These are but a selection of examples meant to show that, despite a general atmosphere of resistance, a vital component within academia is already pursuing possibilities opened by hypertext. These people have to overcome enormous difficulties, including lack of funds and the chronically shortsighted attitude of our Ministry of Education. Nonetheless, judging from the projects I have seen, it won't take long before their efforts are internationally acknowledged.
REVOLUTIONARY HYPERTEXT: AN ITALIAN EXCLUSIVE
Lest readers of this report should think that Italy is a reactionary country and that hypertext here is doomed, I'd like to close by noting that the country has witnessed one of the most innovative and daring uses of hypertext so far: hypertext as an instrument to promote social change (yes, the headline was only to catch the eye). I'd guess most readers will be aware of the "clean hands" investigation, that in the past three years has helped to produce a deep reshaping of our political landscape. It might be thought of as the Italian equivalent of a Watergate scandal in which two hundred members of congress and as many Senators were indicted, together with the key executives of the ten top corporations in the country.

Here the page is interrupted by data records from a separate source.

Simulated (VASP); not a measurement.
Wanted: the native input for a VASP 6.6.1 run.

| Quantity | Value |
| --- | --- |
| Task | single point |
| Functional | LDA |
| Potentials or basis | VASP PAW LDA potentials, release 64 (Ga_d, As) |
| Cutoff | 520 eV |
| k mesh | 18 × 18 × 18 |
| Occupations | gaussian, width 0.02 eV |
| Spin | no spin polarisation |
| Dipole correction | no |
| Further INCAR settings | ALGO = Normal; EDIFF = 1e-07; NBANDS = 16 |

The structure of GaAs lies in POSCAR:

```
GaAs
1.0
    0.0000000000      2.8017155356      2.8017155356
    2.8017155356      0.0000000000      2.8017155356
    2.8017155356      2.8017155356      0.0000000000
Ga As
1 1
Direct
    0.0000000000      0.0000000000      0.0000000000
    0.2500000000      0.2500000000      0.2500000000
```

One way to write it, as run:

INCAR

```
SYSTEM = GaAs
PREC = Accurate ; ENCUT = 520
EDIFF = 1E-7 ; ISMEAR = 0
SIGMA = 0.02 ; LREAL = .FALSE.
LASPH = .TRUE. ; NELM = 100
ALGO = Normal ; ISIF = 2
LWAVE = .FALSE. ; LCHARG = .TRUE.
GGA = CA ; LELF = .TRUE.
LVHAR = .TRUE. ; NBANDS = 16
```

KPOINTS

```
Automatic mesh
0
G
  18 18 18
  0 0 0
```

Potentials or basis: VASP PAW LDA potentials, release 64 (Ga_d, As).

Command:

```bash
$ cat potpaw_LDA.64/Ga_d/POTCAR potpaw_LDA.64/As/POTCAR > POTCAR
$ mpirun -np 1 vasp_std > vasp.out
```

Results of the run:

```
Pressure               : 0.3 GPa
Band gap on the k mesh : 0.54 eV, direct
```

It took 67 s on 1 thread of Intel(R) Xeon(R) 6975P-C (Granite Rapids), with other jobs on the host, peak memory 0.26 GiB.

Public prosecutor Antonio Di Pietro, with the help of some computer science students, has used hypertext to collect, reorder, correlate, and analyze the several thousand pages he was going to bring to Court, and to get hold of an investigation that spanned fifteen years, ranged over ten countries, and involved more than a hundred people. This hypertext material was enriched with scans of documented evidence and video clips from depositions - all of which was brought to Court in order to support the final address (which lasted four days). I think the importance of this precedent cannot be overestimated. Together with the projects by offstream publishers and academics, it constitutes hard-to-ignore evidence that, despite all establishment resistance and industrial ineptitude, Italy's cultural and entrepreneurial ground is still fertile and capable of confronting the challenge of hypertext.